Every parent has experienced that ominous feeling. A relatively peaceful meal out with the family – a rare indulgence since having the kids – about to be disrupted by an adorable but incorrigible tiny person. The tears are about to flow, but not before letting out a blood-curdling shriek and maybe hurling a fork across the table. A full-on tantrum is looming. Or maybe a sibling fight. Or a game of crawl under the table and jump on the seats. You know it’s about to go down, and there’s very little you can do to stop it. But have you ever taken a moment to consider the real victims here — the other restaurant patrons?
OF COURSE YOU HAVE. But let’s backtrack a little. A few months ago, a story was making the rounds about a restaurant in North Carolina placing a ban on all kids under the age of five. The policy is fair enough. The restaurant owner can do what he wants with his restaurant, and there are plenty of other options for kids. But in the comments section, I noticed the consensus seemed to be that this is what we all deserve. Many felt it was brilliant and should be adopted more widely. Some parents even loved the idea. The general feeling was that adults deserve a place where they can eat out undisturbed by children. Umm, no.
To address a few of their points:
“I don’t want to listen to a screaming child while I eat.”
Guess what? Neither do I! Neither does any parent! Actually, imagine being annoyed by a screaming toddler while simultaneously dying of embarrassment, trying helplessly to control the tantrum, and starving for the increasingly cold, untouched food on your plate. I will take the kid outside if it gets too bad, but I can’t guarantee this is any more than a temporary solution. Does it look like I’m not doing anything about it? Probably, but rest assured that I am doing everything I can. This is far worse for me than it is for you, so bear with the noise a minute while I shove cold food in my face and try to get out as soon as possible. And yes, I will think twice about this decision next time. For my sake, not yours.
“Children don’t belong in nice restaurants.”

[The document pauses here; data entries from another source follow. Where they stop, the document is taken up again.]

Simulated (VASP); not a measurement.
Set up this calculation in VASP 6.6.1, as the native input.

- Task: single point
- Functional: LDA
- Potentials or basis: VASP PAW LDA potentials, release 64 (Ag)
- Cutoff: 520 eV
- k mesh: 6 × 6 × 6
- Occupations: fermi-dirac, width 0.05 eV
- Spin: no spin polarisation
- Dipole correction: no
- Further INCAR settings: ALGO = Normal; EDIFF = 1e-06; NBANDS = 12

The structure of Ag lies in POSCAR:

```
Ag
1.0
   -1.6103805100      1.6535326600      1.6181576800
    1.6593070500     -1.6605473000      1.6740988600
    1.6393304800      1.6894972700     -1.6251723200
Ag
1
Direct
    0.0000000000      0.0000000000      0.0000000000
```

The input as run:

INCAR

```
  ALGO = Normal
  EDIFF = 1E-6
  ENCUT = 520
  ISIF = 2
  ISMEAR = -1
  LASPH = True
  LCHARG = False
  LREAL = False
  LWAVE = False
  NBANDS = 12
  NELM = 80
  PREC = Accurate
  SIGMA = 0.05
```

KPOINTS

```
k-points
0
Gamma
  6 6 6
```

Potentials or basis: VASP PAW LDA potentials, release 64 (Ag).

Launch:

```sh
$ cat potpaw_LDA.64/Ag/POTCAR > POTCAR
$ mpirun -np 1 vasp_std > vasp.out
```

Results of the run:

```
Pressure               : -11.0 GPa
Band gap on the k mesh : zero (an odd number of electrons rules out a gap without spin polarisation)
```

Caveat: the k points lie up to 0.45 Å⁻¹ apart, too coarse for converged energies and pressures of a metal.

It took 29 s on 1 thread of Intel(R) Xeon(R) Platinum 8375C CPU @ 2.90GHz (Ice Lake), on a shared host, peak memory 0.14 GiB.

Oh, did you think I brought my kids here just for fun? That I thought, “You know what would make this dinner even more special? If the kids could experience the most overpriced bowl of Kraft mac and cheese while I try to keep them from coloring our white table linens.” Ha! If my kids are dining anywhere even remotely fancy (by which I mean anything classier than a Chipotle), you better believe it’s because I HAD to bring them. And it wasn’t a decision made without careful consideration and much deliberation. The idea that kids only belong in restaurants with a play place or a kids menu is absurd. Parents have a right to go to places that don’t specialize in chicken nuggets. Give us the courtesy of a little patience, and we’ll show you the courtesy of knowing when it’s time to go.
“People just need to teach their kids to behave like I taught mine from a young age.”
Well good for you, but no amount of anecdotal evidence means that any kid can just be taught from infancy to behave in restaurants, as if it’s like learning to walk. Some kids are well-behaved by nature. Others are not. Throwing tantrums and jumping out of seats are age-appropriate behavior for little kids, which is not to say that as parents we should shrug it off, but that for some children, it’s going to happen despite our best efforts.
Listen, I know that kids can be annoying and I value my peace and quiet too, but no one is entitled to freedom from disturbance in a public space. Let’s also not forget that adults can often be loud, disruptive, and obnoxious too — arguably more so than kids. And teenagers are just objectively awful in every way (ban teens?). But how about giving parents the benefit of the doubt? Assume that they’re aware of your feelings and have the same goal in mind.
Show some empathy. Or fly to North Carolina, I guess.